Premise: Students analyze the Declaration as persuasion, identifying appeals to ethos, pathos, and logos in short excerpts, then spotting a planted logical fallacy (ad hominem / bandwagon). The habit is naming the technique rather than merely reacting to the language.
Students analyze the excerpts and solve four locks (name-the-appeal MC, an emotional-appeal word lock, a spot-the-fallacy MC, and a match-the-techniques evidence sort). Each lock reveals a short reasoning explanation. The answer key is not shown on this page.
Student activity: grade912/rhetoric-student.html · ~10–15 minutes · works on tablets, laptops, and interactive whiteboards.

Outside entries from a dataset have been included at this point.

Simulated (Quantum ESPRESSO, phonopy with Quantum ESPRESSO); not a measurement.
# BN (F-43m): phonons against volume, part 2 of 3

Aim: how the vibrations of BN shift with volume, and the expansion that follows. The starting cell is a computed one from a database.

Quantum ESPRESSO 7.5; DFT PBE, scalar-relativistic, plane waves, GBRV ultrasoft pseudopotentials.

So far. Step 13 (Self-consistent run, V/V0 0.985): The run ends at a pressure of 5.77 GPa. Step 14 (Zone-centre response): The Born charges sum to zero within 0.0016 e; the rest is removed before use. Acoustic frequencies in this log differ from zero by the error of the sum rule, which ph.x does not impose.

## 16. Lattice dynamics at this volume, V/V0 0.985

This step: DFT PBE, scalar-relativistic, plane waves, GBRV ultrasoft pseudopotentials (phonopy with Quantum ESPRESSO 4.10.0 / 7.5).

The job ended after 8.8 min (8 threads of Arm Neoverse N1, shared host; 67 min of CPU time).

Skills & standards alignment
Content is aligned to these strands; the activity is a supporting resource, not a verbatim standard statement:
Texas TEKS · English Language Arts (HS): analyze rhetorical appeals (ethos, pathos, logos) and identify logical fallacies in persuasive texts.
Texas TEKS · U.S. History / Government: analyze the persuasive purpose and techniques of founding documents.
Common Core ELA/Literacy · RI.11–12.6 & RH.9–10.6: analyze how style and rhetoric advance an author's purpose.
Reasoning habit: distinguishing supported conclusions from unsupported guesses ("prove it from the clue").
💡 Teacher tip: Bridge to modern media: the planted "question it and you're unpatriotic" fallacy is the same move students see in advertising and social media today. The loud-speaker decoy separates volume from validity.